What problem does Graftcode solve

Modern software systems are not hard to build because of business logic.
They are hard to build because of communication.

As systems grow, they are split into modules, services, and components. Each split introduces a boundary—and every boundary needs a way for code on one side to talk to code on the other.

Over time, a surprising amount of effort goes into maintaining those conversations.


When code stops talking directly

Inside a single application, communication is simple. One method calls another. Types are shared. Errors are caught early.

As soon as code crosses a boundary—another process, another service, another language—direct communication disappears. In its place, we introduce an abstraction:

  • an API
  • a contract
  • a protocol
  • a client

That abstraction solves the immediate problem, but it also creates a new one: communication is no longer part of the programming model. It becomes something external, managed separately from the code it represents.

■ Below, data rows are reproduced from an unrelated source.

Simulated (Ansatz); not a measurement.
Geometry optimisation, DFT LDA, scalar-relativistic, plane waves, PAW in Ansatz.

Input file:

The long path of a simple call

Consider a simple operation: getting the current weather.

In a local application, it’s a method call.

In a distributed system, that same intent often travels a much longer path:

  • transformed into a request model
  • serialized into a transport format
  • sent through a network layer
  • deserialized on the other side
  • mapped back into a programming structure

Each step is reasonable on its own. Together, they form a pattern where the simplest interaction becomes indirect.

As systems evolve, this path tends to grow—not because the business needs it, but because the architecture does.


Integration becomes a parallel system

Over time, integration stops being a thin layer and becomes a system of its own:

  • interfaces must be designed and documented
  • clients must be generated and distributed
  • versions must be coordinated across teams
  • changes must be synchronized carefully

The result is that how systems talk to each other starts to demand as much attention as what those systems actually do.

This isn’t a failure of REST, gRPC, or messaging platforms. These tools solve real problems. The issue is more fundamental:
they all treat communication as something outside the programming model.


Architecture becomes sticky

Once communication is encoded into APIs and protocols, architecture decisions become difficult to reverse.

Changing:

  • a transport
  • a communication style
  • a deployment model

often requires changes across multiple layers and teams. Even small architectural shifts can ripple through contracts, clients, and documentation.

What started as an implementation detail becomes a constraint.


A familiar contrast

Developers already know a better model.

When working with shared libraries or modules:

  • public interfaces are carefully designed
  • private details stay private
  • changes are evolutionary
  • compatibility is enforced by the compiler

Remote communication rarely enjoys the same discipline—not because developers don’t care, but because the tools don’t support it naturally.


The problem in one sentence

The core problem Graftcode addresses is this:

Note

Remote communication forces developers to step outside the programming model they already trust.

Instead of working with code, types, and interfaces, they work with translations of those concepts—schemas, payloads, contracts, and clients.

Graftcode exists to remove that disconnect.


What this means in practice

When communication is externalized:

  • systems become harder to change
  • interfaces drift from implementations
  • integration work accumulates quietly over time

Solving this problem doesn’t mean inventing yet another protocol.
It means bringing communication back to where it belongs: into the runtime and the programming model itself.

That is the direction Graftcode takes.